TSL color space

Last updated December 09, 2023

TSL color space (Tint, Saturation and Lightness ) is a perceptual color space which defines color as tint (the degree to which a stimulus can be described as similar to or different from another stimuli that are described as red, green, blue, yellow, and white, can be thought of as hue with white added), saturation (the colorfulness of a stimulus relative to its own brightness), and lightness (the brightness of a stimulus relative to a stimulus that appears white in similar viewing conditions). Proposed by Jean-Christophe Terrillon and Shigeru Akamatsu,^[1] TSL color space was developed primarily for the purpose of face detection.

Conversion between RGB and TSL

The conversion from gamma-corrected RGB values (0–1) to TSL is straightforward:^[1]

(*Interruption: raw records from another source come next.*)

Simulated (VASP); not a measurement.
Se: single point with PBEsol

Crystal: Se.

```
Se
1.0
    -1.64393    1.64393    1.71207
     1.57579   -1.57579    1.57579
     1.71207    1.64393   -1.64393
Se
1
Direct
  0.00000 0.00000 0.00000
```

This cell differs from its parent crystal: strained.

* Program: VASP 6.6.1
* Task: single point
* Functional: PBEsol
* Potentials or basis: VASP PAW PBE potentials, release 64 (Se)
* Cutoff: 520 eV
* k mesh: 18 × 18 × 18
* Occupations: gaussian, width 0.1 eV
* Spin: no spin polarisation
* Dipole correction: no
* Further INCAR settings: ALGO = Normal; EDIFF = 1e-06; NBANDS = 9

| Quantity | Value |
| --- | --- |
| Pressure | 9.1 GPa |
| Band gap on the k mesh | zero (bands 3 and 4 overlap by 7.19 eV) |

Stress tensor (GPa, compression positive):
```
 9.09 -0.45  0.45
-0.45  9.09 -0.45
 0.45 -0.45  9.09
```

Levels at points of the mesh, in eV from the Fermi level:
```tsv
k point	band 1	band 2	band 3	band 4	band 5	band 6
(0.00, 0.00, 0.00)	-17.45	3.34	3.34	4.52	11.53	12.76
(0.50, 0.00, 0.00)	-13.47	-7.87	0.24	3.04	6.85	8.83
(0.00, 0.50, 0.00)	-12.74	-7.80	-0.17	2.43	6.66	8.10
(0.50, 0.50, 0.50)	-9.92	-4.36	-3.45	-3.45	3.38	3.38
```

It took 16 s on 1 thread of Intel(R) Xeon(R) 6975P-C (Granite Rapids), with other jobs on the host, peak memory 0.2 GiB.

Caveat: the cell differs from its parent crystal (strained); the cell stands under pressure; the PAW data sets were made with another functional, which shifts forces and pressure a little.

${\textstyle T={\begin{cases}0.5-{\frac {\operatorname {atan2} (g',r')}{2\pi }},&{\mbox{if}}~g'\neq 0\\0,&{\mbox{if}}~g'=0\\\end{cases}}}$ – the zero special case is to maintain the original behavior
${\textstyle S={\sqrt {{\frac {9}{5}}\left(r'^{2}+g'^{2}\right)}}}$
${\textstyle L=0.299R+0.587G+0.114B}$ – the Luma

where:

${\textstyle r={\tfrac {R}{R+G+B}},g={\tfrac {G}{R+G+B}}}$ – the rg chromaticity
${\textstyle r'=r-{\tfrac {1}{3}},g'=g-{\tfrac {1}{3}}}$ – centering on white

Likewise, the reverse transform is as follows:^[2]

${\textstyle R=k\cdot r}$
${\textstyle G=k\cdot g}$
${\textstyle B=k\cdot (1-r-g)}$

where:

${\textstyle r=r'+{\frac {1}{3}}}$
${\textstyle g=g'+{\frac {1}{3}}}$
$r'={\sqrt {\frac {5S^{2}}{9(x^{-1}+1)}}}$
$g'={\sqrt {\frac {5S^{2}}{9(x+1)}}}$
${\textstyle k={\frac {L}{0.185r+0.473g+0.114}}}$ – Luma converted to average intensity
${\textstyle x=\tan ^{2}({2\pi \cdot (T-{\frac {1}{4}})})}$

For $T$ = 0, conversion from TSL to RGB is not unique because the sign of $r'$ is lost by the forward conversion due to the $g'$ = 0 special case. Removing the special case produces a system that deviates from the original paper but preserves the sign.

Advantages of TSL

The advantages of TSL color space lie within the normalization within the RGB-TSL transform. Utilizing normalized r and g allows for chrominance spaces TSL to be more efficient for skin color segmentation. Additionally with this normalization, the sensitivity of the chrominance distributions to the variability of skin color is significantly reduced, allowing for an easier detection of different skin tones.^[3]

Comparison of TSL to other color spaces

Terrillon investigated the efficiency of facial detection for several different color spaces. Testing consisted of using the same algorithm with 10 different color spaces to detect faces in 90 images with 133 faces and 59 subjects - 27 Asian, 31 Caucasian, and 1 African). TSL showed superior performance to the other spaces, with 90.8% correct detection and 84.9% correct rejection. A full comparison can be seen in the table below.^[3]

Color Space	# of Elements	CD (%)	CR (%)
TSL	258	90.8	84.9
r-g	328	74.6	80.3
CIE-xy	388	56.6	83.5
CIE-DSH	318	60.9	75.0
HSV	408	55.7	84.7
YIQ	471	47.3	79.8
YES	494	41.6	80.3
CIELUV	418	24.1	79.0
CIELAB	399	38.4	83.6

Disadvantages of TSL

TSL space could be made more efficient and robust. There currently exists no color correction algorithms for different camera systems. Additionally, despite a better accuracy of skin tone detection, detecting dark skin color still proves to be a challenge.^[1]

Applications

Being a relatively new color space and having very specific uses, TSL hasn’t been widely implemented. Again, it is only very useful in skin detection algorithms. Skin detection itself can be used for a variety of applications – face detection, person tracking (for surveillance and cinematographic purposes), and pornography filtering are a few examples. A Self-Organizing Map (SOM) was implemented in skin detection using TSL and achieved comparable results to older methods of histograms and Gaussian mixture models.^[4]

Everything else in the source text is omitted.